So producers and record execs, hardly the most sophisticated music people to begin with in the indie label circles of the 1940’s, mostly pushed for accessibility.
Keep it simple. A melody that was easy to remember and hum along to. A relatable storyline, sung with clear diction and played by the band with no unnecessary frills. Straightforward and to the point.
Simple.
But not easy.
If You Should Stray
It’s not easy because on the other side of simple, mere inches away in fact, is simplistic and there’s oftentimes no recovering from that assessment by the public. You may think you’re going well and adhering to the basic requirements to make it modestly appealing but if you should lose your balance for even a split second and sway across that line chances are the whole kit and caboodle will come crashing down upon you in a heap.
All it takes is one slight misstep. A trite turn of phrase. A cliché too obvious to be overlooked. A misjudged vocal embellishment or a lack of vocal urgency. The pitfalls are so many that navigating a song on the border between the two territories can be fraught with more peril than trying for something impossibly difficult. At least then your failure won’t be mocked, it’ll actually get you some admiration for the mere attempt. Not so if you play it safe and still trip and fall by not watching where you’re stepping.
I’ll Always Be In Love With You is the ideal example of just such a high wire feat. A precarious balancing act which always is just a step away from tumbling into the abyss and being scoffed at by the audience for its simplicity which makes its ultimately successful navigation to the end of the record all the more impressive.

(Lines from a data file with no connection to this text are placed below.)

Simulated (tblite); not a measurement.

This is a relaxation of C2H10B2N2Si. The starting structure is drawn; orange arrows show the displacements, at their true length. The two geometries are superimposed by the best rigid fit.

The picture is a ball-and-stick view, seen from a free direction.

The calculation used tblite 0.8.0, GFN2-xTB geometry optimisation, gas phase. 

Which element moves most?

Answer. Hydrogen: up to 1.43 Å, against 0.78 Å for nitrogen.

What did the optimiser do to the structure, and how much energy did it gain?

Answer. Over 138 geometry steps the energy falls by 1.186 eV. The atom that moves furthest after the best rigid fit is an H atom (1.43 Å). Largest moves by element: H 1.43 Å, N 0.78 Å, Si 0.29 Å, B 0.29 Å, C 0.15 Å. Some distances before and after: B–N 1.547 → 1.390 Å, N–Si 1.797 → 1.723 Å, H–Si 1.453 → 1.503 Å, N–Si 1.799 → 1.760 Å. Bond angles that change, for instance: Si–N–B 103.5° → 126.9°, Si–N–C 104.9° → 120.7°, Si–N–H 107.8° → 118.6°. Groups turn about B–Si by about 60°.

We’re just over a year into rock, and because there was an interminable stoppage of new material thanks to the recording ban, there hasn’t yet been much chance for predictability to work its way into the mix. Maybe a few instrumentals have been by the numbers but I’ll Always Be In Love With You is the first vocal record that I think deserves to be called “generic” by its intent alone.
But if done right that doesn’t have to be an insult, insinuating a lack of ambition and trust in the audience. While it’s true that it doesn’t aim very high it’s equally true that should it reach its modest aims the results will be more than satisfying to the record buying public all the same.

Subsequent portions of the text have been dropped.